Crypto activity was weaker, with transaction revenue falling 47% to $134 million and trading volume dropping 48%. Growth in newer businesses helped offset some of the slowdown, as Robinhood Predictions recorded 8.8 billion contracts traded and revenue from the company’s “other” trading segment rose 320%.
Robinhood Misses Q1 Estimates
Robinhood Markets Inc. (NASDAQ: HOOD) came under pressure in after-hours trading after reporting first-quarter results that missed Wall Street expectations. Over the past 24 hours, HOOD slipped 2.24% to $82.07, after moving in a range between $81.45 to $83.08.
HOOD price over the past 24 hours (Source: CoinCodex)
The company posted earnings per share of $0.38 on revenue of $1.07 billion, missing analyst estimates by 11.6% and 6.1%, respectively. Despite the miss, Robinhood stayed profitable, with net income rising 3% year over year to $346 million.
A major drag on the quarter was the continued decline in crypto activity. Crypto transaction revenue fell 47% from a year earlier to $134 million, down from $252 million, while crypto trading volume dropped 48% to $24 billion. It was also the third consecutive quarter of declining transaction-based crypto revenue.
CEO Vladimir Tenev said the decline was mainly tied to market volatility and changing price conditions, but explained that the company is still committed to blockchain infrastructure and tokenized assets. He described the industry as being at the start of a “tokenization supercycle,” and suggested that Robinhood is ready to stay aggressive in expanding its crypto ecosystem despite weaker near-term trading activity.
Offsetting some of the crypto weakness was strong growth in newer business lines. Robinhood Predictions, the company’s event-contract trading platform powered through Kalshi, delivered record activity with 8.8 billion contracts traded in the quarter. That helped drive a 320% year-over-year increase in revenue from Robinhood’s “other” trading category, which rose to $147 million.
Robinhood also shared that trading activity from Bitstamp, which it acquired in June of 2025, was not included in the crypto segment figures. Bitstamp generated $42 billion in quarterly trading volume, though that was down 13% from the previous quarter.

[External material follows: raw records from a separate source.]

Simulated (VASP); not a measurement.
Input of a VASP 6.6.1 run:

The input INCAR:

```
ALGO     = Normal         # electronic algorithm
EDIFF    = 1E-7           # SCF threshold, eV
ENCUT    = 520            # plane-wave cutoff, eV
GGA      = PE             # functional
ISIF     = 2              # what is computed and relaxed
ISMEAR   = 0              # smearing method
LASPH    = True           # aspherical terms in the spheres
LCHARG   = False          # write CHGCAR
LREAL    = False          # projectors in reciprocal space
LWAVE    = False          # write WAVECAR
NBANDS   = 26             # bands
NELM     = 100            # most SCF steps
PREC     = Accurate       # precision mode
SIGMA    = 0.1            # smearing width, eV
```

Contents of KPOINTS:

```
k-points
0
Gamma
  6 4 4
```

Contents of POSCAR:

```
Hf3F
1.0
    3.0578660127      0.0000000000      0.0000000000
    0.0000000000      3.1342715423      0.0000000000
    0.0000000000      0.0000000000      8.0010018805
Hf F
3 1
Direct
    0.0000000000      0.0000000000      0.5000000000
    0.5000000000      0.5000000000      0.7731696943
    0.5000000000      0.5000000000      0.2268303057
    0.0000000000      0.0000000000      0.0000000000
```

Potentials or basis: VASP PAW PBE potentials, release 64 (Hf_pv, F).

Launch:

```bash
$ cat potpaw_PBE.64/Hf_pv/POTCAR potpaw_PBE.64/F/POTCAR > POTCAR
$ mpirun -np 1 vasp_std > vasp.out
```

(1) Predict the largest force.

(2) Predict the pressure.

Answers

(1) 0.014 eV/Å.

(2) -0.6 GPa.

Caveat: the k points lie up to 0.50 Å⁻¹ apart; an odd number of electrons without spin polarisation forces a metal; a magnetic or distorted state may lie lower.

The mixed results leave Robinhood balancing two narratives: a profitable and diversifying fintech platform with growing alternative revenue streams, and a trading business still vulnerable to cyclical slowdowns in crypto and retail activity. With HOOD shares already soft over the past day and sharply lower after earnings, investors seem a bit more focused on the near-term slowdown than the company’s longer-term expansion plans.